I want to kill that asshole. I want that fucker dead. The jerk who cut me off. That creep down the hall. My boss. My ex. That liberal sissy. That Tea Party lunatic. I’d make him pay. I’d make them all pay. Just one day is all I ask…
Everyone’s felt that level of anger at one time or another. Whether we like it or not, it’s fused into our souls. The wise among us know that acting on those feelings carry consequences well beyond a life in a tiny room with a bunkmate named Killdozer, but that rage still crops up in moments of stress. The chief gimmick of the Purge series involves giving us one night where we can act on such feelings without consequences, then sits back and shows us the logical end point. It’s the old nature vs. nurture debate writ large, forcing us to wonder how we would behave if such violence were not only allowed but encouraged.
As you may imagine, a fair amount of politics comes into the equation too, which the The Purge: Anarchy embraces with far more gusto than the original Purge. Class warfare becomes literal on the streets of its future LA, along with some seething populist unrest in keeping with our troubled times. The tactic proves to be a double-edged sword. We get a little more to chew on this time around, but the focus on rich vs. poor eventually leads to an old “resistance group fighting the Orwellian hegemony” cliché that ran out of gas long about 1988.

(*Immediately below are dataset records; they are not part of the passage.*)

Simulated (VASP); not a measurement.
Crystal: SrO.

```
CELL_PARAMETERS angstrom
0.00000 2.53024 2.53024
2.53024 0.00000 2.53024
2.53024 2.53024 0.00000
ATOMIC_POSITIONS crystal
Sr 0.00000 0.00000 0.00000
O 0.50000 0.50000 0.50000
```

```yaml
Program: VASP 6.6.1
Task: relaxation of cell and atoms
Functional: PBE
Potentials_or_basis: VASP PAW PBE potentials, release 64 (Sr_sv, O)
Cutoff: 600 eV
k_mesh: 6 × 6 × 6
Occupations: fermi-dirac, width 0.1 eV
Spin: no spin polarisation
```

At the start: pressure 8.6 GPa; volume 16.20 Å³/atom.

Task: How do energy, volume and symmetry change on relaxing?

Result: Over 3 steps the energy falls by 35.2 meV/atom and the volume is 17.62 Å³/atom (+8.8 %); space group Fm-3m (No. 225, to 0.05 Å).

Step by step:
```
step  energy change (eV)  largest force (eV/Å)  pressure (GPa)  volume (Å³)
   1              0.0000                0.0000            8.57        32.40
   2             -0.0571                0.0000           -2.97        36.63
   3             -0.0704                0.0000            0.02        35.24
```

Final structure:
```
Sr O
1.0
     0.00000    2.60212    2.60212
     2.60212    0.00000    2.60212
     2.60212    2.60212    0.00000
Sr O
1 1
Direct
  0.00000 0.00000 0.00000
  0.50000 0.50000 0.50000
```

Thankfully, the rest of the film carries the same grindhouse appeal that the first Purge did, giving us a larger glimpse of this world and confirming that the central hook can support about a zillion more movies. We fast forward one year from the last film. Another Purge Night is upon us, when the “New Founding Fathers” of the United States suspend all police and emergency services for 12 hours. Anything goes on the streets… and sometimes even in the locked-down homes where sensible citizens try to ride out the violence in peace. There’s a more sinister pattern to it all, of course. The night allows the Powers That Be to kill off the homeless, the poor, and any other drags on society, allowing everyone else to live happier, more prosperous lives the rest of the year. Crime drops to nothing. Unemployment is staggeringly low. Everyone periodically fist-pumps at how awesome life is, and the unfortunates who don’t make it on Purge Night are just part of the price we pay for a prosperous society.
So it is on a fresh evening when three disparate groups of people find themselves in downtown LA when the sirens go off. Only one (Frank Grillo) is there by choice, an ex-military man with a dead son to avenge. The others are innocents: a feuding couple (Zach Gilford and Kiele Sanchez) whose car breaks down at the worst possible time; and a mother-daughter pair (Carmen Ejogo and Zoe Soul)hiding in their homes and targeted by forces unknown for reasons that become all too clear as the night proceeds. Against them stand the assembled hordes of the City of Angels: most of them on a self-destructive rampage but a few with a focus that makes them even scarier in comparison.
Director James DeMonaco sticks mainly with the sinewy guts of the thing, as various pieces of subhuman pond scum come at our heroes and are summarily dispatched. Like the first film, the button-pushing gets to be a little much. The villains are so unspeakably awful and their come-uppance so lovingly depicted that any larger point the film hopes to make gets lost amid the crudity. In that sense, the movie itself comes to resemble its subject, as we all get a vicarious thrill from the suffering of figures who seem to deserve it. It’s nothing new with exploitation cinema, though the nature of The Purge movies make us much more aware of it than we might be.
And to its credit, the movie doesn’t let the opportunity pass. Though the “fight-the-man” vibes serve as more of a distraction than a comment, it still makes a lot of interesting observations during its long dark night. It also stays away from overt preaching (besides, you know, that the Purge kind of sucks), preferring to open the room for discussion and let us draw our own conclusions. That elevates the more straightforward point-and-click material for those so inclined, and allowing those who just want a shoot-em-up to indulge without fighting through a lot of heavy-handed messaging. The cast is game, particularly Grillo, who commands the screen effortlessly and give us yet another reason to look forward to Captain America 3. (“We need to see him as The Punisher,” I told my wife after the screening. “I think we just did,” she replied.)
Pauline Kael once said that we should embrace great trash because great art was so darn rare. The Purge films are resolutely trash, but they can be great trash if you let them, and they really do tug at the fundaments of our psyche. They work because we can feel the emotions they’re talking about and because the world they depict runs closer to our own than we might want to believe. You can’t expect much from them, but their concept holds true and for a quick, dirty night at the movies they seem to have our number. They’ll be more of them, I have no doubt, and while this one never exceeds our expectations, it still finds its share of other reasons to tune in. Are we ourselves purging with it? Maybe. At least The Purge: Anarchy forces us to examine the equation instead of trying to pretend that it doesn’t exist.